Lost among the attention garnered by the recent change in the NJ statute of limitations regarding sexual abuse is a potentially game-changing new law eliminating immunity for government entities and employees in those cases.
A disproportionately large number of cases involving sexual abuse, particularly against minors, involve public entities and public employees. This subjects those claims to the strict notice requirements labyrinthian maze of immunities under the New Jersey Tort Claims Act, N.J.S.A. 59:1-1, et seq.

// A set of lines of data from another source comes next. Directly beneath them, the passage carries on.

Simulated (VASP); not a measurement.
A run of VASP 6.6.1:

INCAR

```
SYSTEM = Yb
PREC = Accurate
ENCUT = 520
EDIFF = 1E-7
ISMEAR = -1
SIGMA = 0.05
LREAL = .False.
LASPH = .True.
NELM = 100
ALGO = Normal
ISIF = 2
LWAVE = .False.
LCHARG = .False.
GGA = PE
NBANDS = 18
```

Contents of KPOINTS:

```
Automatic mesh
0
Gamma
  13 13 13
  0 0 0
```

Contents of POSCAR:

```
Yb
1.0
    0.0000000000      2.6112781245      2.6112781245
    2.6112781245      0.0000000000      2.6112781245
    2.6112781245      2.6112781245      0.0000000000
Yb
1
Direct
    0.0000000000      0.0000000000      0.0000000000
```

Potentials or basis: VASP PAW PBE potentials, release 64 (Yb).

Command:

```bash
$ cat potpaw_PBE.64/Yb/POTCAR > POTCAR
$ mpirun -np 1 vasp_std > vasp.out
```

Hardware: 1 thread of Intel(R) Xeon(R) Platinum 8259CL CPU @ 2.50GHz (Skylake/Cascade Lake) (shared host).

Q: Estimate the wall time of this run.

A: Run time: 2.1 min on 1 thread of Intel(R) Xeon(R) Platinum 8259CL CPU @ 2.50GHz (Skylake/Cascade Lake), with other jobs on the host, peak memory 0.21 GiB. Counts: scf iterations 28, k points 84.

No longer. Effective December 1, 2019, N.J.S.A. 59:2-1.3 eliminates immunity for public entities and employees in any civil action as a result of sexual assault, any other crime of a sexual nature, a prohibited sexual act upon a threshold showing of either gross negligence, for an adult victim, or negligence, for a minor victim. More specifically, for minor victims, the standard is set forth as the negligent hiring, supervision, or retention of any public employee. Upon establishing the applicable standard “immunity from civil liability granted by [the Tort Claims Act] to a public entity or public employee shall not apply.”
Beyond immunities based on the conduct of the applicable public employees or entities, this new law arguably eliminates immunity for failure to comply with the notice provision of the act or, more importantly for sexual abuse cases, the damages threshold contained in N.J.S.A. 59:9-2. Under the new law, never again should any case be dismissed because a defense attorney convinces the court that the abuse did not result in a ‘permanent injury’ as defined by the Tort Claims Act.
Going forward, a well pled complaint stating claims for negligence and gross negligence should always survive a motion to dismiss on the pleadings based on the Tort Claims Act. After all, based on N.J.S.A. 59:2-1.3, if a victim is able to establish the claim pled, defendant entity and employees are not entitled to immunity under the act.
This act does not provide any unfair advantages. It merely levels the playing field in cases for sexual abuse where the wrongdoers happened to be government actors. And that change has long been overdue.